A hunch, but I reckon this may have something to do with it:
US-based firm Conduent was awarded a $1.7bn 15-year contract in 2023 to upgrade the Myki system to allow contactless payments via a debit or credit card, smartphone or smartwatch.
God forbid we develop home-grown capability to implement projects.
Privatisation is a scam.
Eyekaytee@aussie.zone 1 week ago
what did sydney and brisbane do?
according to theto eternal ai machine:
Good amount of detail here. Here’s the TLDR:
The core problem: built from scratch by a bad contractor
Every other Australian city’s system was built on pre-existing technology from suppliers with proven track records — in fact many of those suppliers tendered for Myki — but Victoria ended up with a system built from the ground up.  That single decision explains most of the pain.
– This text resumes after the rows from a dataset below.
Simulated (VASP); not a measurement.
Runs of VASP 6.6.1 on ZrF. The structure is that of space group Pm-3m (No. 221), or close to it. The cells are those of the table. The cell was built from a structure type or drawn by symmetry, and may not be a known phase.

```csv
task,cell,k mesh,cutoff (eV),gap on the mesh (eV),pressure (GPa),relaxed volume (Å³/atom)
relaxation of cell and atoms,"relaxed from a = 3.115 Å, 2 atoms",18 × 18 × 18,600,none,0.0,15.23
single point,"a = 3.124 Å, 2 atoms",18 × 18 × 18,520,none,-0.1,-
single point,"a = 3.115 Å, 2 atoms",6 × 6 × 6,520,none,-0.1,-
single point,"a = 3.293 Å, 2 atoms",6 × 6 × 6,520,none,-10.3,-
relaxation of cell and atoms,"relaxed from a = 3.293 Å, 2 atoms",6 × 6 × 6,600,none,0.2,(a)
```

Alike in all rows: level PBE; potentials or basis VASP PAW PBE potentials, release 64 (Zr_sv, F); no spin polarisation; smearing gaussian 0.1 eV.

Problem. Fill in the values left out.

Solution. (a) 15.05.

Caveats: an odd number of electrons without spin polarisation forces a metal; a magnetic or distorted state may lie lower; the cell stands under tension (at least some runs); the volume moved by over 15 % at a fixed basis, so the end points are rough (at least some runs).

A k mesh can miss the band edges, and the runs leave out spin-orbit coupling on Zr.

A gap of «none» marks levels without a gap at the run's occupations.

In July 2005, Victoria awarded a $500 million contract to the Keane Australia Micropayment Consortium (KAMCO), with a planned go-live of March 2007. By December 2007 it was already 9 months late and $500 million over budget.  It ultimately cost $1.3 billion.
The tram problem
Melbourne’s tram network — the largest in the world — made this uniquely hard. Unlike trains or buses, trams have hundreds of stops with no gates and huge passenger throughput at peak hour. The system required a reader on every tram, train, and bus, and the complex distance/time-based fare calculation meant the readers had to do significant computation on each tap — unlike simpler flat-fare systems elsewhere.  Early trials showed Myki actually slowed trams down at busy stops. Concerns about touch-off delays at tram stops had been raised for some time, with early trials showing it slowed trams down significantly. 
The rushed launch made it worse
The rollout was rushed to meet a political promise, and at launch there were faulty top-up machines, an online top-up process that took up to 24 hours, and reader response times of almost 2 seconds — about twice as slow as Sydney’s Opal. 
Brisbane got lucky by going simple and early
Brisbane’s Go Card launched in 2008 on buses only, no trams, flat zones, off-the-shelf tech. Much simpler problem space, much cheaper to solve. The assessment is that Brisbane appears to have got away with a bargain by comparison. 
And it’s still not done
NSW has had bank card tap-and-go since 2018, and Adelaide since 2020.  Victoria won’t have full contactless payment (bank cards/phones) across the whole network until 2028 — an 18-month delay from the already-revised timeline. 
So in short: wrong contractor, built from scratch, uniquely complex tram network, rushed for politics, and they’re still cleaning it up 20 years later.
maybe @notgold@aussie.zone can confirm if accurate
NigelFrobisher@aussie.zone 1 week ago
You can see trams as just a big bus though. London has had this for ages and the rates are pretty simply based on whether you change zone.
notgold@aussie.zone 1 week ago
Trams in the CBD are closer to trains though. Can have a hundred of people getting on&off at a stop. Each door has 2 readers; 3-4 doors; a few seconds for each person add up quick. This has largely been eliminated by the free team zone in Melbourne’s CBD.
notgold@aussie.zone 1 week ago
I wasn’t around Kamco/Myki/NTT/PTV/VRT in the early days of ticketing system implementation but I worked with many that were. They pretty much all said everything was rushed and contract meant that every little change was a cost variation. All the subcontractors loved this because they got paid a lot to often stand around doing nothing.
Think the meme of 10 council workers watching 1 guy do the work. The company A would only do X, company B would only do Y, etc. Internal resistance from management and workforces of Hillside/Connex & VRT also hampered progress.
My first hand knowledge was an extremely wasteful system where a single broken Myki reader could require technicians from 5+ businesses to come out at a cost to PTV of 10’s of thousands each time. I saw the remnants of the Myki infrastructure installed at every station in the state, they would have scheduled maintenance even though there wasn’t a ticket machine. In some cases the stations were permanently closed. Felt very much like Guido Hatzis plumbing was in charge.